Growing, shrinking, stable, emerging, and exiting fronts
To explore the trends in nascent research we construct some variables to assist in our analysis. Following on previous work on emerging fronts (Small 2003), we measure the growth rates of fronts from the 1998–2003 dataset to the 1999–2004 dataset and categorize them as growing, stable, or shrinking. Growing fronts are those that have more papers in our 1999–2004 period than the sum of all of their contributing fronts in the 1998–2003 analysis (a ‘‘contributing front’’ means that at least one paper from an earlier front is in a later front). Similarly, shrinking fronts are those that are smaller than the sum of all their contributing fronts in the previous time period, and stable fronts are those for which the sum of all contributing fronts yields the same number of papers. Emerging fronts are fronts in the 1999–2004 dataset that contain no papers from the 1998–2003 dataset. Exiting fronts are fronts that existed in the 1998–2003 analysis but have no papers in any front in the 1999–2004 analysis. Some basic statistics about fronts are in Table 3.
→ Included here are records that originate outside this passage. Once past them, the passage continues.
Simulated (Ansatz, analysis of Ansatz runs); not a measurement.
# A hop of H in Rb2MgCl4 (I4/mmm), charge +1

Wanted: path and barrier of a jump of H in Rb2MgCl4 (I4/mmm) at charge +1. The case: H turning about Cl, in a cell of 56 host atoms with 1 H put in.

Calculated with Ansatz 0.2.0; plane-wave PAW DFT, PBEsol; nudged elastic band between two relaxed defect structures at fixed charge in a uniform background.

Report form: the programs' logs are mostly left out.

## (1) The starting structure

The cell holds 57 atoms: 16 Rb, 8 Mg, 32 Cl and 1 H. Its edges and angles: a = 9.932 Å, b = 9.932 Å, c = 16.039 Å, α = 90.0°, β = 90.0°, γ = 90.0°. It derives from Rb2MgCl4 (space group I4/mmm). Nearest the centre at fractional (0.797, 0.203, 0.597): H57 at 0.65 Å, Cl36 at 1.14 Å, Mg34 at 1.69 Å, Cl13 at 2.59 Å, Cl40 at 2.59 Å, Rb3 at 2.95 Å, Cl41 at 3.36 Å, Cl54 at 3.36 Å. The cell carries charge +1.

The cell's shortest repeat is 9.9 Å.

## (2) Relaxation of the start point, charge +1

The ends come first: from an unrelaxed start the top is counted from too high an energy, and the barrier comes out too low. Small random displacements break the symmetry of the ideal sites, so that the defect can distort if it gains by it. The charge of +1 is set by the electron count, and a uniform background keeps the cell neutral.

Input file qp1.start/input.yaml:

As noted above, the extent to which the cited papers set overlaps with the citing papers set for the front may be an important aspect of its potential growth, provided that the overlap is not the result of an artifact such as a single journal issue. A front that has a high cited-citing overlap is said to have high endogeneity, and reflects the compression of cited and citing generations. Scientists in such a front may have a better chance of building on each other’s work quickly and creating a ‘‘cohesive paradigm’’. As seen in the last row of Table 3, the level of endogeneity is generally higher among emerging fronts than among existing fronts. Additionally, growing fronts clearly display larger average levels of endogeneity.
We construct a variable for cluster multidisciplinarity by creating a Herfendahl index of the distribution of disciplines of the papers comprising the front. We do this by summing the squared percent distribution of each front in each discipline. This marks the extent to which a front is composed of one main discipline or split between many disciplines. The closer a front is to having a multidisciplinary concentration score of 1.0, the closer it is to being composed of one discipline only, and the closer it is to zero, the more it is fragmented between many disciplines.
For all authors we coded whether their affiliation was ‘‘academic’’ or ‘‘non-academic’’i.e., academic vs. government or industry. We found that academic institutions almost always had ‘‘univ,’’ ‘‘school,’’ ‘‘coll,’’ ‘‘insti,’’ or ‘‘ecol’’ in their titles. Some academic institutions were exceptions, so we added a number of more institution-specific filters such as ‘‘Berkeley,’’ ‘‘MIT,’’ ‘‘Harvard,’’ ‘‘polytechnic,’’ ‘‘politecnico,’’ and ‘‘polytechnique,’’ among others. We did not differentiate between government and industry in this variable. We found that the percent of academic (64%) and non-academic (36%) affiliations matched those in our four case studies, which we coded manually.